Diversity and Inclusion Hub

The inclusive strengths of a diverse cluster: EDI in Organisational Behaviour / Human Resources Management (OB/HRM).

Dr Simona Spedale, Associate Professor of OB/HRM, Divisional Research Director, Nottingham University Business School.

Dr Spedale’s research focuses on key aspects of power, social interaction, age-related issues and institutional processes and her research in innovation management (particularly team dynamics, leadership and decision making) is supported by a BA/Leverhulme Small Grant. She was keen to present the EDI research strengths of the Division through the lens of a cluster of complementary activity, rather than just her own.

The NUBS OB/HRM Division is home to a group of researchers who, from a variety of perspectives (e.g. sociological, psychological, socio-material) and research methods (quantitative, qualitative, mixed-methods) share an interest in EDI issues. As a distinctive feature, EDI research within the OB/HRM Division is characterised by a broadly shared ‘critical’ approach to management and policy. At a general level, this means that all researchers aspire to develop and co-produce high-quality, impactful research aimed at: (a) identifying what is progressive, emancipatory and empowering in designing and managing organizations; and, (b) changing policies and practices accordingly.

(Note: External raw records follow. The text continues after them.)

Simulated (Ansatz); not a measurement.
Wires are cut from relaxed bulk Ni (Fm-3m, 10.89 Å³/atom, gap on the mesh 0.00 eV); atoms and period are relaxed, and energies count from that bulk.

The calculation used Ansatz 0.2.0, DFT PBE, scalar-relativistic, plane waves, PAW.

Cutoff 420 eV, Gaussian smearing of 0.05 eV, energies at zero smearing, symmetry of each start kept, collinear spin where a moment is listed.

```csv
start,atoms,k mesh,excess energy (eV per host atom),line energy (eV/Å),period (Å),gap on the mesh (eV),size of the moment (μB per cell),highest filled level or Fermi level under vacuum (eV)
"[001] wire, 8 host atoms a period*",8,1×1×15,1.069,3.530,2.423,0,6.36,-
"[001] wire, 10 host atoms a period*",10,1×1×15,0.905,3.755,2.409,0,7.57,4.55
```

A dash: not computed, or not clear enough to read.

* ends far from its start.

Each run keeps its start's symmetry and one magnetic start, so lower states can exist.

At a more practical level, this means that EDI research within the OB/HRM Division is especially oriented towards developing an in-depth understanding of how individuals experience work, the workplace and, more generally, organisational life in the everyday, and how different types of inequality regimes shape and affect this experience. This understanding constitutes the basis for a critical analysis and evaluation of organisational and managerial practices (meso-level), as well as of policies and policymaking (macro-level), in the context of wider societal challenges and developments.

The primary dimension of EDI research within the OB/HRM Division is gender with a specifically intersectional approach whereby gender interacts with other regimes of inequality such as age, class and ethnicity in the maintenance of, and indeed the challenge to, discrimination. Examples of EDI research within the OB/HRM Division include:

• Cohen, L. (2014), Imagining Women's Careers, Oxford University Press.

• Georgiadou, A., Metcalfe, B.D. and Rimington, C. (2019), "Let women take the lead: Insights from the UK defense industry", Academy of International Business Insights, Vol.19(4), 12-15.

• Nolan, J. and Scott, J. (2009), "Experiences of age and gender: Narratives of progress and decline", International Journal of Aging and Human Development, Vol.69 (2), 133-157.

• Spedale, S., Coupland, C., and Tempest, S. (2014), "Gendered ageism and organisational routines at work: The case of day-parting in television broadcasting", Organization Studies, Vol.35 (11), 1585-1604, Special Issue 'At a Critical Age'.

• Warren, T. and Lyonette, C. (2018), "Good, bad and very bad part-time jobs for women?: re-examining the importance of occupational class for job quality since the ‘Great Recession’ in Britain", Work, Employment and Society, Vol.33(4), 747-767.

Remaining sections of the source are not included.